Open dgrapov opened 9 years ago
@dgrapov Yes the pain point of using RCA is that you'll have define chunks by yourself. Maybe there's a automatic way of doing it but I am not an expert in that. Maybe @road2stat has some ideas about this?
I suggest you to check lfda package here, which you can train a metric to pre-process data before training a classification model and the trained metric can also be applied to testing set. There's also another package called dml that contains a wider range of metric learning algorithms. So feel free to give it try.
Thanks @terrytangyuan your packages look very promising!

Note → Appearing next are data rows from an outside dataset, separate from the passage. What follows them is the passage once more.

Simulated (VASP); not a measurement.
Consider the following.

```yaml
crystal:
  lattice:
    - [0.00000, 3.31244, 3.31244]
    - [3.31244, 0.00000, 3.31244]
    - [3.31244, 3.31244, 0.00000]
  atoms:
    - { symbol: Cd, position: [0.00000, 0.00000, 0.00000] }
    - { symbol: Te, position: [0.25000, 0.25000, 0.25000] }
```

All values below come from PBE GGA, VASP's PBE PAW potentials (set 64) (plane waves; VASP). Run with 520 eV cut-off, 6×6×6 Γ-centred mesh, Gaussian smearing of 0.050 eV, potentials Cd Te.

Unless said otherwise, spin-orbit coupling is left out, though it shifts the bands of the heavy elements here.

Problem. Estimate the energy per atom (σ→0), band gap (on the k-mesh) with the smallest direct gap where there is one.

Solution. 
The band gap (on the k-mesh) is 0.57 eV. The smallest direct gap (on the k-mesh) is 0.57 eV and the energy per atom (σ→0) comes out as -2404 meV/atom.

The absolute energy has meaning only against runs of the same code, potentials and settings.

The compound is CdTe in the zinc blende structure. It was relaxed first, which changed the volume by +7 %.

There is empirical evidence that using RCA as a feature learning method could give a small boost on performance sometimes. I have three comments on this: 1. it's generally difficult to find prior knowledge or define the "chunklets", although one could do this by grouping subsets of samples with the same class label; 2. if we do 1, then the validation procedures should be discrete, to avoid "leaking" information from the test sets to training sets; 3. Due to 1 and 2, one may just use straightforward things like latent factor-based models or autoencoders for feature learning. -Nan
Hello,
Is it possible to use rca as a pre-treatment to classification problems? For example as mentioned in the following manuscripts:
https://www.aaai.org/Papers/AAAI/2008/AAAI08-095.pdf http://papers.nips.cc/paper/2164-distance-metric-learning-with-application-to-clustering-with-side-information.pdf
When I test with the iris data (see here ). It seems that rca might be usable but defining the chunks seems to be arbitrary. Can you please advise?
Thank you.